Ewww I really hate albums with too many songs. In case of 13 or 12 track albums there are often inevatible fillers/bad tracks. I wish albums nowaydays were shorter like 9 or 8 tacks long.
I think 11 - 12 tracks is the best album size. Much longer and it normally becomes a mess and incohesive.
Also, it's the record label's choice as to how many tracks there will be on the album. They might have written 30+ songs, but may have not recorded them all.
Look no further than Xtina's album and Born This Way. Too many songs makes a project seem muddled and lacking direction, and often bog the good songs down with the **** ones
I think a lot depends on the artist. If it's Taylor Swift or something, I want ****ing 30 songs, as many as possible. But if it's a singles artist (I won't name names, but you all know whom I'm referring to), they should stick to 8, because you know the rest of that **** is garbage for the most part. Even my fave Gaga should not go beyond 15, her last album was very bulky.
Look no further than Xtina's album and Born This Way. Too many songs makes a project seem muddled and lacking direction, and often bog the good songs down with the **** ones
Born This Way has 14 songs?
Quote:
Originally posted by GaGaFan
I feel like artists should all include at LEAST 14 songs on the albums they release.
I'm mad that there's 130+ songs from the IASF and 4 recording sessions that I haven't heard. I wanna hear the tracks Bey recorded with Bloodshy and Avant too.
Roadrunner Records are one particular label that only prefers 12 tracks on the standard edition of an album. See Korn's latest album, and the upcoming releases by Theory of a Deadman and Megadeth. All of those have special editions with extra bonus tracks, and Dave Mustaine (Megadeth) specifically stated that Roadrunner only wanted 12 tracks to be included.
There are some albums with more than 14 tracks that are among my all-time favorites, such as Transistor by 311. 21 tracks. Only one "interlude" which is an instrumental called "Color".

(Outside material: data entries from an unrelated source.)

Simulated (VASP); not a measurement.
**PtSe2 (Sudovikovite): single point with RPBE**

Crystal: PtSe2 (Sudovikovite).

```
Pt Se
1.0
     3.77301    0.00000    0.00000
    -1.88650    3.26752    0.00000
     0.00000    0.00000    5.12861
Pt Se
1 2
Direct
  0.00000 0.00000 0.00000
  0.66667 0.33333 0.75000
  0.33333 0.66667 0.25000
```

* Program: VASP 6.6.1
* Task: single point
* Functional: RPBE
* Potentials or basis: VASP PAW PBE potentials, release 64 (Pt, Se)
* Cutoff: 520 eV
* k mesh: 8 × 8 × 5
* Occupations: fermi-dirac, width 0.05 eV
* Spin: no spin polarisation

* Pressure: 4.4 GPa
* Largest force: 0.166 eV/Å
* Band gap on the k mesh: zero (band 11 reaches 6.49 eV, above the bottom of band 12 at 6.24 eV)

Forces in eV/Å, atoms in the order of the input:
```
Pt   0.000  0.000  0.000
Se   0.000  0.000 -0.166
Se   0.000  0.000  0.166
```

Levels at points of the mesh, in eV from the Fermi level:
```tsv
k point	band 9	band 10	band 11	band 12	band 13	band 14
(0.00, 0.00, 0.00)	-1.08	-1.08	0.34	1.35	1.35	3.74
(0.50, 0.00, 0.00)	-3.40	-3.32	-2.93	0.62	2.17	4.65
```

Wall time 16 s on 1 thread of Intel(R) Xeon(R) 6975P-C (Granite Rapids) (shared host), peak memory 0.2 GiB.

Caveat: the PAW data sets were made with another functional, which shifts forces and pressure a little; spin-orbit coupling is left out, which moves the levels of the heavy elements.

More than 16 tracks in a one album is messy. The listening experience of the album as a whole is just not the same, besides, unless you're a big fan of the artist, you'll end of disposing the fillers sometime later.
They should sell the album with 14 or less tracks, and then give the leftovers for free or something, because clearly if we are fans we just can't get enough, and it's way better than leaving them unreleased.